Geologists are awesome because they open this vast four-dimensional thoughtspace to human imaginations. In Timefulness: How thinking like a geologist can help save the world, Marcia Bjornerud makes the case that geological thinking is the perspective that can save our species, and the biosphere, if not “the world.”
Marcia Bjornerud is a professor of geology at Lawrence University in Appleton, Wisconsin. She writes periodically for the New Yorker’s science blog, ‘Elements,’ and has published one previous book, the superb 2005 Reading the Rocks. The new book is more political than its predecessor, but equally grounded in the serenity of contemplating data through the lens of Deep Time. Whereas “Reading the Rocks” was about the awesome insights of Earth science, Timefulness is about the relevant insights of Earth science to society. If we don’t know our deep history, Bjornerud argues, we live only in the present, divorced simultaneously from our rich natural heritage and devoid of responsibility for the as-yet-unmanifested results of our actions. By anchoring our human perspective to the broad sweep of cosmogenic evolution and terrestrial changes, we gain the proper ‘sense of where we are,’ unblinkered by short-term delusion or greed.
I love Bjornerud’s writing. She writes like the most engaging professor I have ever had, with a sense of the proper proportion of enthusiasm, the right balance of quantitative measurement and mind-blowing elucidation, expressed in terms that make me swoon. Everything she writes about is big and real and essential. Her vocabulary is expansive and rich, her pacing well-honed. Her analogies are evocative and diverse. Here’s an example, wherein she brilliantly compares old and more recent rocks: “Young rocks communicate in plain prose, which makes them easy to read, by they typically only have one thing to talk about. The oldest rocks tend to be more allusive, even cryptic, speaking in metamorphic metaphor. With patience and close listening, however, they can be understood, and they generally have more profound truths to share about endurance and resilience.”
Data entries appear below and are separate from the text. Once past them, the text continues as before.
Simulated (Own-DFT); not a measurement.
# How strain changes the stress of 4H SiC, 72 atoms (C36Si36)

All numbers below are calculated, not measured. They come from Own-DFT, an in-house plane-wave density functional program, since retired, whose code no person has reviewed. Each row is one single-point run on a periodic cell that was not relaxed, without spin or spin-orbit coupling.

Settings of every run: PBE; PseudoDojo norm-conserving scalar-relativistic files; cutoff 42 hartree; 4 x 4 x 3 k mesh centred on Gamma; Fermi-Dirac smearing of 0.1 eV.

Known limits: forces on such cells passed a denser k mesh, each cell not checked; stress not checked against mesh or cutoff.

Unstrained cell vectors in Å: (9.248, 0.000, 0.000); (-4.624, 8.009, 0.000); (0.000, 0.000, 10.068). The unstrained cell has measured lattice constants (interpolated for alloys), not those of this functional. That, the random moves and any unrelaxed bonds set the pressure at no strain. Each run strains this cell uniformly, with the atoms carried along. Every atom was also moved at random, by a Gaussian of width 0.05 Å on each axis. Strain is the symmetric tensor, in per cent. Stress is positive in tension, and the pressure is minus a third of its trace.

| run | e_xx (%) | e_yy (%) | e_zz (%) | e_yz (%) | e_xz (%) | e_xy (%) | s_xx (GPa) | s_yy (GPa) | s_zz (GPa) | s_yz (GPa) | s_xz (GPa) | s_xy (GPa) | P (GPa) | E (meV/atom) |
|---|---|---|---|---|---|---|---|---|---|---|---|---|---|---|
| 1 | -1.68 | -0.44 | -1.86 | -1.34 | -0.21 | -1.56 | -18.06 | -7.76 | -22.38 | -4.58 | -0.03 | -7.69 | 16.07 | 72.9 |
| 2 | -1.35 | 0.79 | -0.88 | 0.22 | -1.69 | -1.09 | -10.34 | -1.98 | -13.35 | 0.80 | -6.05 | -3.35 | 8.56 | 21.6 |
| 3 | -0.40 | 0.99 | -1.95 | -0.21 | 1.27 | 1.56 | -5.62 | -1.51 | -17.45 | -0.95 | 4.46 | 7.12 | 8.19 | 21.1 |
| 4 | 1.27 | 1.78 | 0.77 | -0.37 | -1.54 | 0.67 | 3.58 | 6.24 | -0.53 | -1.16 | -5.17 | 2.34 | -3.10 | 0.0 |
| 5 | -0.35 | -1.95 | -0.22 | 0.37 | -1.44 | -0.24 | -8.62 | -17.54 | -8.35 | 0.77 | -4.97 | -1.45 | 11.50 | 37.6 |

Golly, that’s beautiful. You can tell that Bjornerud is still blown away by how amazing geological insights are, and she expresses that wonder so wonderfully. In another spot, communicating the impermanence of topographic mountain ranges, she writes, “Majestic peaks and magnificent palisades are simply what remains, for now — the provisional results of the latest cuts by a team of obsessive sculptors: water, ice, and wind in artistic collaboration with gravity.” Her vision of Earth science is poetic and lovely.
A distinctive feature of her writing is numerous small sub-sections to a chapter, each with a pithy subtitle. A few examples: ‘Esprit de Cores’ (about the revelations of deep-sea drilling), ‘Apocalypse Now,’ (about the modern biodiversity crisis), and ‘Knocking on Wood’ (about carbon sequestration by planting trees). This clever wordplay delights me.
What are we humans going to do with ourselves? Our species is clever and powerful, and we have altered the natural cycling of matter and energy in many aspects of the planetary system that supports our existence. Some of these alterations are apparently minor and others are so starkly aberrant that they are difficult to comprehend. At the forefront of Bjornerud’s mind is of course the human-induced relocation of carbon atoms from their sedate position in the sedimentary rocks of Earth’s crust into a new venue: bonded with oxygen, aloft in the troposphere. There, some of them block spacebound emissions of infrared radiation (warming the planet’s surface) and others dissolve in the oceans (lowering its pH). This does not bode well, and the rate of the carbon flux is increasing even as scientists warn against its unintended effects. Bjornerud empowers us to “repeal the Anthropocene” by first coming to terms with the physical reality geoscientists have revealed.
In the end, I feel like I learned more from Bjornerud’s earlier book, but agree 100% with this one, which feels essential and timely. It encapsulates the mismatch between the long-term sense of who we are and where we came from with the short-term-thinking that dominates our election cycles and our stock markets. Recommended to all.